But, again, none of this is what really stopped me in my tracks.

What Stopped Me Cold

What I most admired from Elon’s speech this weekend is discovering that an American group at the cutting-edge of science and technology – an elite team at SpaceX and Tesla – is going back to physics, designing from first principles, and taking on the status quo in semiconductors.

“We’re not just going to do conventional compute,” Elon said. “There’s some very interesting new physics… we’re going to push the limit of physics in compute and try a bunch of wild and crazy things.”

The AI industry is locked into the GPU/CUDA paradigm — a general-purpose architecture originally designed for graphics that accidentally became the workhorse for neural networks. It works, but it’s brute force, power-hungry, and reaching its limits. Musk is gesturing at a very important question: is the GPU actually the right architecture for inference in robots, autonomy and vehicles, and AI in orbit? Or do you go back to the physics and find something better?

And…what possibilities open up when you can make what you design? It has been roughly 30 years since just about anyone in a position of authority seriously proposed building a leading-edge logic foundry in this country. Thirty years. Of course the person who finally did isn’t proposing to copy/paste what already exists, or work off of the same process nodes and same set of instructions as everyone else….

...Like Elon, I’ve been on the other side of “this will never work.” I know what it’s like.

The naysayers said Faster Better Cheaper was doomed. That reusable rocketry was impossible. That Commercial Crew would never work. That end-to-end autonomy was a pipe dream. Wrong, every time. Musk has a habit of doing things the experts say cannot be done. The timelines are often off. But the things get done.
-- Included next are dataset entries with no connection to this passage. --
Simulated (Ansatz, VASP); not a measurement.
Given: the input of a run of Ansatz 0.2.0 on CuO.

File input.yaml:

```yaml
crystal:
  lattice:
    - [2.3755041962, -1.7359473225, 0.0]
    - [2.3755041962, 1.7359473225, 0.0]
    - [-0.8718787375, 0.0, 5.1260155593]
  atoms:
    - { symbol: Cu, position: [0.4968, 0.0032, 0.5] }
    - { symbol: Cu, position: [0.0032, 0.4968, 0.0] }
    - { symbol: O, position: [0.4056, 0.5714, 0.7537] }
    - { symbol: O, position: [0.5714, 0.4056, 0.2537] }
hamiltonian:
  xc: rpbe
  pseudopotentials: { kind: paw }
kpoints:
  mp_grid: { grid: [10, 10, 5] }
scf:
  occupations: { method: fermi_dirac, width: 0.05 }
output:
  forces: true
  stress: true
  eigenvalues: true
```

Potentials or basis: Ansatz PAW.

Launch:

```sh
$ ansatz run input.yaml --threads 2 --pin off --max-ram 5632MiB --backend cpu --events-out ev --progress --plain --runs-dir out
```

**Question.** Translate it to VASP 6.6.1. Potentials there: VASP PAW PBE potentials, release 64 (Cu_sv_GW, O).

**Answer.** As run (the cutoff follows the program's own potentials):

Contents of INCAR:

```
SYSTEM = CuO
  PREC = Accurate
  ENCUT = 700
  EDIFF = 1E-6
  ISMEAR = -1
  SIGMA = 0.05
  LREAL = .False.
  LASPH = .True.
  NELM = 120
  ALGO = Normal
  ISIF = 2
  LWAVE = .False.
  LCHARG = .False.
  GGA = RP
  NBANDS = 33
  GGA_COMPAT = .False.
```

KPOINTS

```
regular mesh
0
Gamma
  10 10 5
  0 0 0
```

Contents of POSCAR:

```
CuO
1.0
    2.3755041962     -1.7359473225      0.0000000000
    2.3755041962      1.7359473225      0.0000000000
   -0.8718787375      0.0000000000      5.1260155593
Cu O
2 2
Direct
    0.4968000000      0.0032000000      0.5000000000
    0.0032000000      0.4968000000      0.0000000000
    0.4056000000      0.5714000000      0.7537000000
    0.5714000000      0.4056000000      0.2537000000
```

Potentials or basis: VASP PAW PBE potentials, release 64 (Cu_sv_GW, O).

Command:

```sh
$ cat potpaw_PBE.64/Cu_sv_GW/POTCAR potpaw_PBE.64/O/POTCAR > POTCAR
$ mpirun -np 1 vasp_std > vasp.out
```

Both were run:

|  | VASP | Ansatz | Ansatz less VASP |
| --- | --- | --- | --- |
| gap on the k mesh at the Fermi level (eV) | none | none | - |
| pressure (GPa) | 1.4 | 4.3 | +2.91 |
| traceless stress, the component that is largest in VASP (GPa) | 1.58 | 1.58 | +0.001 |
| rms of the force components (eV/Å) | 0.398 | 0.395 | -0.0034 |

Here is how I reconcile the idealist and the realist: even if the orbital datacenter vision doesn’t fully pan out — and that is a high bar, given how much hype has pile-driven into the concept at this point — if Tesla and SpaceX are to take a serious crack at it, the byproducts alone would be worth the effort. A leading-edge American fab! A new compute architecture designed from first principles! Sovereign chip manufacturing capacity for the first time in a generation! Radiation-hardened silicon for national security! If all we “get” out of Terafab is those things, it will have been a tremendously great deal for this country...